Gathering – Jeremiah 31:1-14

He who scattered …will gather.

Oh, the depths of the riches both of the wisdom and the knowledge of God! How unsearchable are His judgements and unfathomable His ways!  (Romans 11:33)

It is beyond our natural understanding, and perhaps even our willingness to understand, that he who gathers also scatters and he who tears also mends. My personalized restatement of this verse would be …

Oh God, how many times have you befuddled me, where all I can say is, “Such knowledge is too wonderful for me; it is too high I cannot attain to it?”

I confess that I have come to this place in both bitterness and peace. I can trace the bitterness to one of the least constructive things I have done in my life; demanding an understanding of the unfathomable. What does this trail of human reasoning look like? Example: God is ever-present, all-powerful and all-knowing. This places him at the scene of every incident. If God knew about it and could have prevented it, is he not either the agent of cause or an accessory with unsearchable motives?

My stumbling heart asked, “Why was this permitted?” There may have even been a little, “Why was I not consulted” going on as well. Did this happen because God – the Judge was exacting payment for someones’s sin? Is God incompetent? Indifferent? Did the devil just overpower him and steal something right out from his, or the angel’s noses? Perhaps there are so many lives, personal involvement is impossible. This is the type of reasoning, I’m talking about. Even though I was stumbling beneath the burden of the imponderable, in Christ, I was fortunatelty stumbling forward. In God’s economy, even futile speculation do not go to waste.

I’m not proud of this but there was something demanding in me – “Why do bad things happen to undeserving, unwitting, good people?!” If you have shopped in the theological marketplace you have discovered there are many vendors, hawking their dogma as to why-God-this and why-God-that. Dogma stays in great demand because it contributes to the myth that we can manage our lives with knowledge – control things with what we now understand. Not knowing on the other hand, forces us to have faith – which feels out of control.

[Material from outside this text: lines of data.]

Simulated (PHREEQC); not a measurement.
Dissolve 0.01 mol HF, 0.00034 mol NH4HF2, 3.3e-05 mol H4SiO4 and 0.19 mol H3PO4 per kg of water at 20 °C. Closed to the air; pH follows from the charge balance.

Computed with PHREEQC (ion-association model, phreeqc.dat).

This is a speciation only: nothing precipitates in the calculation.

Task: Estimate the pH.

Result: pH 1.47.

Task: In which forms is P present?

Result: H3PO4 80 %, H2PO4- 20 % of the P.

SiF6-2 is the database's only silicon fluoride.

When you encounter these vendors, without a tear or a question, marketing their confident assertions regarding the unsearchable, may I suggest that you politely, yet quickly, say, “No thank you.” Knowledge and understanding are not without value but they will never replace simple childlike faith. Faith connects us to eternity. Knowledge is helpful but faith is essential.

A question. Could God gather us if we were not scattered? Could he mend us if we were not torn? Could we appreciate his drawing if we had not been driven? Would we appreciate his presence if we had not tasted of his absence?

Our hearts can become paralyzed in their capacity to believe by the mountain of apparent evidence we collect and file away which raise questions about God’s motivations. We are left, in our inquiries to the bad that happens, with the notion there is something incompatible here with God’s love, care and power. Even though we rarely make a formal indictment against him, our hearts can nurse questions about his love and/or his competence. I suspect many a busy, noisy life has been crafted, both consciously and sub-consciously, to squelch this line of thinking. This is why slowing down, retreating and opening up to God is so essential to our spiritual formation. Warning: weeping and supplication may follow. Do not fear – they are better allies than certainty.

With weeping they shall come, and by supplication I will lead them; I will make them walk by streams of water, on a straight path in which they shall not stumble; for I am a Father

As to the why we have been scattered, torn or driven, we are frequently uncertain. For our sake, he spares us from explanations. When I ultimately stand before God, I don’t want an angelic file-search to reveal I have open files, where God is still a person of interest. If open files are to be found, I want one of them to be my Mystery file – where I store my unanswered questions. The other file can be my large and getting-larger file called God’s Goodness – where I have been recording my observations of his goodness.

While God’s ways and judgements may be unsearchable, his nature and personality are discoverable and knowable. We come to know him experientially, situation-by-situation, face-to-face. We can gain experiential heart-assuarnce that all his dealings with us are motivated by an incomprehensibly strong love. He desires that learn to rest progressively in his love. Here is a hard thing though – it may require some tearing. It may involve a sense of separation. But, if we acknowledge his nearness, we will discover we have somehow been drawn into God’s heart and even mended in the midst of our pain and disorientation. We will discover a Father-filter has been installed which will aid us in our filing. We will stumble far less when we are resting in his love. This is where we will discover the songs, the shouts and the praises that are so becoming and native to his sons and daughters.

Father, we do not understand pain. It is disorienting and incomprehensible. Grant us hearts that hold you harmless. Grant that we would not stumble over Jesus as a rock of offense. May we not be offended at your eternally focused, love-driven dealings with our hearts. Amen.

Suggestion for those who are extra hungry: Read the passage again. Acknowledging God’s presence, ask yourself about your files and filing system. Pray along with David and the others who have become satisfied with God’s goodness …

Search me Oh God and know my heart, try me and know my anxious thoughts; and see if there be any hurtful way in me, and lead me in the everlasting way.